British energy supplier Centrica plc CPYYY recently announced that it is about to divest its Canadian oil and gas exploration and production joint venture – CQ Energy Canada Partnership – to a consortium that includes, among others, Hong Kong-listed energy company MIE Holdings Corporation. Centrica owns 60% operating interests in the properties that mostly produce natural gas.

The deal, which requires shareholder and regulatory approvals, is expected to be completed in the second half of 2017 and is likely to generate £240 million ($305 million) in net proceeds for Centrica.

Reason for the Sale

The cash-only transaction is in line with Centrica’s strategy to concentrate on its European assets, especially in the UK, Netherlands and Norway, as announced in Jul 2015. In the previous month, the company concluded the sale of its Trinidad and Tobago gas assets to Royal Dutch Shell plc RDS.A.

The proceeds from the transaction will be used for reducing Centrica's net debt to approximately $3.2-$3.8 billion by the end of 2017. The company targets adjusted operating cash flow of more than $2.6 billion in this time period.

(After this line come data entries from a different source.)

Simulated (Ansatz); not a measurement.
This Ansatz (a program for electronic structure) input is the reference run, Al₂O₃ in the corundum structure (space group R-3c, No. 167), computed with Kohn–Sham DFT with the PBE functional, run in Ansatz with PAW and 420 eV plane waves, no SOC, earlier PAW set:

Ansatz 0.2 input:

About the Exploration and Production Asset

Centrica is the joint owner of the asset in the Western Canadian Sedimentary Basin along with Qatar Petroleum. The region has five main operating hubs, namely Foothills, Hanlan-Robb, North, Peace River Arch, and South. Total production from the asset is approximately 60,000 barrels of oil equivalent per day.

About Centrica

Headquartered in Windsor, United Kingdom, Centrica is a growing integrated energy company operating in the U.K., North America, and Europe. It secures and supplies gas and electricity to millions of homes and businesses and offers a distinctive range of home energy solutions and low-carbon products and services.

Price Performance

In the last one month, Centrica, belonging to the Zacks categorized Utility – Gas Distribution industry, recorded 1.15% increase in its stock price, while the broader industry witnessed an increase of 1.4%.

Zacks Rank and Stocks to Consider

Centrica presently has a Zacks Rank #2 (Buy). Some better-ranked stocks in the oil and energy sector include Delek US Holdings, Inc. DK and Canadian Natural Resources Limited CNQ. Both these stocks sport a Zacks Rank #1 (Strong Buy). You can see the complete list of today’s Zacks #1 Rank stocks here.

Delek US Holdings’ sales for 2017 are expected to increase 71.4% year over year. The company recorded a positive average four-quarter earnings surprise of 60.7%.

Canadian Natural Resources’ sales for the second quarter of 2017 are expected to increase 26.9% year over year. The company recorded a positive earnings surprise of 30.8% in the first quarter of 2017.